Lathan credits Nathan for instilling in him, from 8 years old and into his sixth- and seventh-grade years, that if you come in full speed, the hits you lay are going to hurt.
“But it’s gonna hurt you less than it’s gonna hurt them,” Ransom said. “Run full speed and don’t embrace the hit. Don’t take the hit. Give the hit.”
It sounds similar to a car crash. When two similarly sized cars are bolting toward each other, the car that’s going faster will inflict more damage.
And that’s what football is. A series of car crashes.
That’s the speed and style Ransom has used to become a high school football star, earn a scholarship to Ohio State and which may earn him major money someday: Bring it to ‘em before it’s brought on you.

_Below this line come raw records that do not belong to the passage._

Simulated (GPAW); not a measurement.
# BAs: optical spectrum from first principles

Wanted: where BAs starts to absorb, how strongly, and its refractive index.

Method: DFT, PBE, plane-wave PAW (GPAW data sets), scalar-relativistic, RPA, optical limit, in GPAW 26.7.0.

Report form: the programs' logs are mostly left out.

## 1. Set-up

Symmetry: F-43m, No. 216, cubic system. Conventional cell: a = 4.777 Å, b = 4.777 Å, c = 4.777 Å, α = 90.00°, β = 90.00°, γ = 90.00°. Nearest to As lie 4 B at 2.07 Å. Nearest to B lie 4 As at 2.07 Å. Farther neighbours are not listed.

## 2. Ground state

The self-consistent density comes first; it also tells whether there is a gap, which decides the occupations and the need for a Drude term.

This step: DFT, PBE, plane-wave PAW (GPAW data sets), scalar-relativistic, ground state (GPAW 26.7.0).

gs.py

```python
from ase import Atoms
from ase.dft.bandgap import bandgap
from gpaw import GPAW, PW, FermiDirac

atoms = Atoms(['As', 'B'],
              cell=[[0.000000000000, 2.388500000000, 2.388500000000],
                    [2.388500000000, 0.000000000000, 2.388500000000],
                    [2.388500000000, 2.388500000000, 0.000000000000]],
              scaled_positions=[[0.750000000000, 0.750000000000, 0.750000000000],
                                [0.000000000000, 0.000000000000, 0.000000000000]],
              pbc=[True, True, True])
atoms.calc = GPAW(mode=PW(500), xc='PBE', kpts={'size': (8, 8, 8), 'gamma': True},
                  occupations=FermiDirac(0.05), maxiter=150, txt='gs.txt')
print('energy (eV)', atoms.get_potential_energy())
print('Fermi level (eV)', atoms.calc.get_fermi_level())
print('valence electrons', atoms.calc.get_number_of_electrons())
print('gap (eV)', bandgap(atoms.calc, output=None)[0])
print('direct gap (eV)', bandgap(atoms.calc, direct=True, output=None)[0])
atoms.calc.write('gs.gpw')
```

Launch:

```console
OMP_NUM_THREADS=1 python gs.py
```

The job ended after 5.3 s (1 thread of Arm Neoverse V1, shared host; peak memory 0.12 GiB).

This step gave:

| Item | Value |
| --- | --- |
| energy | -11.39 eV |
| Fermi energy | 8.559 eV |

So when he's described as a “hard hitter that looks for loud tackles,” in the words of 247Sports recruiting analyst Blair Angulo, it makes sense given where Ransom got it from.
Ransom has a linebacker’s mentality in a defensive back’s body, and when he got to middle school is when he began to focus more on the back end of the defense. But, as Ransom puts it, “it’s hard to just jump in and start playing DB right away.”
He had to grind away at it against some of Arizona’s most talented receivers, and when he got to Salpointe Catholic High School, he actually started out with receiver as his main position until he convinced his coach to flip him around.
As a sophomore is when Ransom began to truly find his ground, putting together good film during that season before shattering his elbow in the last game of the season.
Ransom played all over the field that season – safety, punt returner, kick returner, receiver – but as he was putting his highlight tapes together, one of his coaches told him that the secondary was where his skills translated the best and where he could most thrive.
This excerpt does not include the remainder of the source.